Martin Brinkerhoff

Martin Brinkerhoff is in the business of events, but really, as his company's website states, “We are in the business of ideas.” His Irvine, CA-based production company, Martin Brinkerhoff Associates (MBA), has provided turnkey solutions for everyone from Disney and Kodak to Yamaha and Sony. He is a guru of sorts in the auto show production realm, creating memorable experiences at booths and press events for Honda and Mitsubishi, to name a few. Marian Sandberg finds out how Brinkerhoff got where he is and where he sees it all going.

LD: What is your background, and how did you get to this point in your career?

MB: Luck and persistence. Back in the early 80s, while still a graduate student at UCSD in La Jolla, CA, I began making simple slide show briefings for real estate firms as a means of supporting my fledgling family. I was studying new music, film, and performance by day, and then writing scripts, shooting photography, and programming 1000Hz-beep-driven single projector shows on weekends. It was quite a contrast to sit in grad seminars with John Cage or Nam June Paik and then return to my married student-housing complex to create AV pitches for condo projects in Long Beach. Pretty quickly, though, things started to take off. I hired a couple of employees (still with me today), and our slide briefings got more elaborate,leading to international multi-image presentations in Singapore and a theme park 35mm film proposal to the King of Saudi Arabia within a couple of years.
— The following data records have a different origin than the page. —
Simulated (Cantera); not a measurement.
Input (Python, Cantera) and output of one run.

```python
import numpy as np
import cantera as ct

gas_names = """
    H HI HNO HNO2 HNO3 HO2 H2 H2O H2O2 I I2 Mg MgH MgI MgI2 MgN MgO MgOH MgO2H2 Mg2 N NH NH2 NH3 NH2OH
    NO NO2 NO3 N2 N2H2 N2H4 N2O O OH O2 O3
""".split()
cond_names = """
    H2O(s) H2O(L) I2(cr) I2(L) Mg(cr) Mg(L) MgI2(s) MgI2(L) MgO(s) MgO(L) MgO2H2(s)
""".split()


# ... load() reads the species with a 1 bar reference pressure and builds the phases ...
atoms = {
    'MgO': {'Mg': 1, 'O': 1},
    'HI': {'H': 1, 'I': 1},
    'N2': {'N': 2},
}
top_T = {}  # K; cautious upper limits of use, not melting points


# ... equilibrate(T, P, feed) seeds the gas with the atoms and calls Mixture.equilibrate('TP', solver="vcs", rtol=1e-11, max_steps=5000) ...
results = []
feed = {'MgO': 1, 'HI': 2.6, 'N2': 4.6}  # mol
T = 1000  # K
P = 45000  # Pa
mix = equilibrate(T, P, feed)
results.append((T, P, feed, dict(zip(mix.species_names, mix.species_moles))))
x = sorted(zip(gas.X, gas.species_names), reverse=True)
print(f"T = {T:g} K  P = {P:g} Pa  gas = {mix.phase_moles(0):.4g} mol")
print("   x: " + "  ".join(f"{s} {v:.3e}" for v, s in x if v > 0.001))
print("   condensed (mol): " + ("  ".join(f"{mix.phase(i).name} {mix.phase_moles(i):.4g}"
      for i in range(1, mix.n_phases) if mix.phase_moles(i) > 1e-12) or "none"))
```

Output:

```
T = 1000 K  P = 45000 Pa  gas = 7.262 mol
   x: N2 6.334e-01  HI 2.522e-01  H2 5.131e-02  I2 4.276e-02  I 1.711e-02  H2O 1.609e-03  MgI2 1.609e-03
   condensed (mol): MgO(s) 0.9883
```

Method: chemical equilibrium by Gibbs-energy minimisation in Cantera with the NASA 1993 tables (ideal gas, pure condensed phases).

By the mid-80s, we persuaded the ad agency for Mazda to give us a shot at doing national dealer meetings. This allowed us to create a series of (personal) landmark corporate shows and at a revolutionary time in the industry. Real-time digital image processing was exploding, and it was exciting to find user-friendly visual technology within reach. The Post Group in Hollywood became a hotbed of creativity, where we collaborated to produce a series of shows where all media was completely video. Even the speaker support for the executive speeches ran on video — with digital animation, 3D graphics, even virtual environments — before we knew what to call them. How was this done? After deciding that laser disc technology was still too sketchy, we decided to run whole shows on 1" Sony Video Decks in dynamic tracking mode, stopping and starting seamlessly for the 250+ cues throughout the show. Fortunately, it worked!

But the most exciting development for us was the sudden ability to marry the live performance elements together with the visual media more intricately than ever before. We started playing with lighting and experimental projection (anyone remember laser video projection?) on scenery, performers, smoke, anything.

And ever since, the technical integration of all show elements — live, media, lighting, effects, motion control — has gotten more and more sophisticated and elegant. And our early interest in pulling video out of the screen and onto the stage continues as a kind of driving passion, to coin a clichéd show theme.

But this integration is only half of the story. The other half is the show story itself. We always look for an umbrella concept for each event that drives the overall experience for the audience. Yes, these are corporate events where business information/goals are presented mostly by executives, not performers. But dramatizing the message in a way that inspires the audience is still the trick. These are still theatrical events, however commercial they may be. So the core show concept is critical, be it a story, metaphor, or simple thematic mantra. For us, the concept becomes the key that unlocks all the doors to the show's creative structure and drama.

LD: How do you like to work with designers (lighting, set, video)?

MB: Very hands on and very interactively. There is an intense visual process that we typically follow: lots of digital storyboarding, CGI modeling, video simulations, miniature modeling, testing. Of course, at any given time along the way, everyone is usually in a different part of the country or world. So phone conferences, Internet FTP downloading, and many drafts of drawings, storyboards, and video “puppet shows” are exchanged. This is now typical for the industry, but we are a little more intense about it.

LD: What sort of projects do you prefer to produce?

MB: Fully integrated, “high-concept” shows with all the bells and whistles. I prefer to work with a cast of live performers in concert with the full complement of show technology.

LD: What do you look for in a design?

MB: Dynamics, something with life, something that can move and evolve throughout the show.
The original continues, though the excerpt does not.